Originating during the Western Han Dynasty about 2,000 years ago, the Chinese shadow puppet theater art today is not only a national intangible cultural heritage item of China, but has also been acknowledged by UNESCO as a world cultural treasure. With seemingly simple props, it is actually a comprehensive art that includes modelling, carving, performance, and more.
Holding up the thin poles that support the shadow puppet figurines behind a white curtain brings great pleasure to many young people and children.
Beijing Shadow Puppet Theater
Shadow Puppet Theater, or leather-silhouette show, is a drama art unique to China. It combines carving, singing, and storytelling with lighting and shadows. Artisans carve all kinds of figures out of animal (cows, donkey, horse or sheep) hides and then paint them. During the performance, silhouettes of the figurines can be seen clearly performing various moves on a white curtain with a bright light setup in the background. Originating in the capital of the Western Han Dynasty in Shaanxi Province, shadow puppet art is the first art in the world to have voice acting, which thus gave it the name “father of modern filming.”
In China, the shadow puppet theater has many different branches. Beijing Shadow Puppet Theater, with its complete unique carving techniques, figurine modeling, and performing and singing system, stands out from other branches in China.
In the early days, the art of Beijing shadow puppetry was divided into the east school and the west school. Later, the east school gradually became extinct. The existing western school was formed during the Zhengde (1506-1521) reign in the Ming Dynasty. In 1842, Lu Decheng, a man of Manchu ethnicity, inherited the art and established the Beijing Xiangshun Shadow Show Troupe. Since then, the western shadow show has been handed down from generation to generation in the Lu family for more than 100 years till today.

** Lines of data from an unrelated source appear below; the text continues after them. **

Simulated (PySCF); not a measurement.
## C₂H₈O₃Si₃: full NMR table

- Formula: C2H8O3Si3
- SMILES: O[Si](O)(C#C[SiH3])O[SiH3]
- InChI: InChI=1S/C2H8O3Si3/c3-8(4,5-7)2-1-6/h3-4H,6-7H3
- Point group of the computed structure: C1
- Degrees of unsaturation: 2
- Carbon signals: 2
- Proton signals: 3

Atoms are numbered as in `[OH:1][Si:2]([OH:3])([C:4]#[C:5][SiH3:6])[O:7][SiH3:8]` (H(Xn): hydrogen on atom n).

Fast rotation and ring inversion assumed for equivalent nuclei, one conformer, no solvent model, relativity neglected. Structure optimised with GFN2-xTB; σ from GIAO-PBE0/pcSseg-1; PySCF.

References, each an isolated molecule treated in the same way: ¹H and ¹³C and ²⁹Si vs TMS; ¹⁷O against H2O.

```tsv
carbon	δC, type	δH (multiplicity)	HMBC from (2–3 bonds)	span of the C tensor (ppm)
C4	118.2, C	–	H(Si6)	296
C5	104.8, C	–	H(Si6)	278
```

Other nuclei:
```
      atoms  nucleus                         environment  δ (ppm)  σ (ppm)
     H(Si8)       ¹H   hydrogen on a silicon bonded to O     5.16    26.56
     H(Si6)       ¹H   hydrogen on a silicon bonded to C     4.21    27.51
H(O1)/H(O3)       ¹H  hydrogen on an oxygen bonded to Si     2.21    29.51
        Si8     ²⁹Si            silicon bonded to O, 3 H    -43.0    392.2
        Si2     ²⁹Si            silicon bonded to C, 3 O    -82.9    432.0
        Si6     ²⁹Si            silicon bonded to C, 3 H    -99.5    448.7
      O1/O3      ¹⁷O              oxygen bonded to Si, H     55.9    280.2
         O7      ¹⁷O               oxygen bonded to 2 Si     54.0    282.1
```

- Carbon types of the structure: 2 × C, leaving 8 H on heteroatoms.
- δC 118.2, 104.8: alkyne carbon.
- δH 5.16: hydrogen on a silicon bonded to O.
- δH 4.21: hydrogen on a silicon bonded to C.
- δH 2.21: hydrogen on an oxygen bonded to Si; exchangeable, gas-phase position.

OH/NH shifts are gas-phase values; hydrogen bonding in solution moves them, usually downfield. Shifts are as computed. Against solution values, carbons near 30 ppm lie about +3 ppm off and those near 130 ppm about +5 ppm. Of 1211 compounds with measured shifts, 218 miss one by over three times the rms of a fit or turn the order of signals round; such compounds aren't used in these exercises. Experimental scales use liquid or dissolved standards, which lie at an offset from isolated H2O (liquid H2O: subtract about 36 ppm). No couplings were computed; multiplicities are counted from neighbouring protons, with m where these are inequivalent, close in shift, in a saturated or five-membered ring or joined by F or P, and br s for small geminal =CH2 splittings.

During its long formative period, Beijing shadow puppetry has absorbed the tunes of northern Kunqu Opera, Peking Opera, and other styles of folk music. There are unique artistic skills utilized throughout the performance, such as looking into a mirror, weeping, and dressing up.
Besides, in modelling, it draws a lot from the Peking Opera. The facial makeup or costumes that audiences see in the Peking Opera can also be found on the figurines of Beijing shadow puppets.
Production and Performance
Shadow puppet figurines are made in a several-tiered process that includes material selection, carving, coloring, sewing, and painting. There are two essential tools for the production of Beijing leather silhouettes: a wax plate and a carving knife.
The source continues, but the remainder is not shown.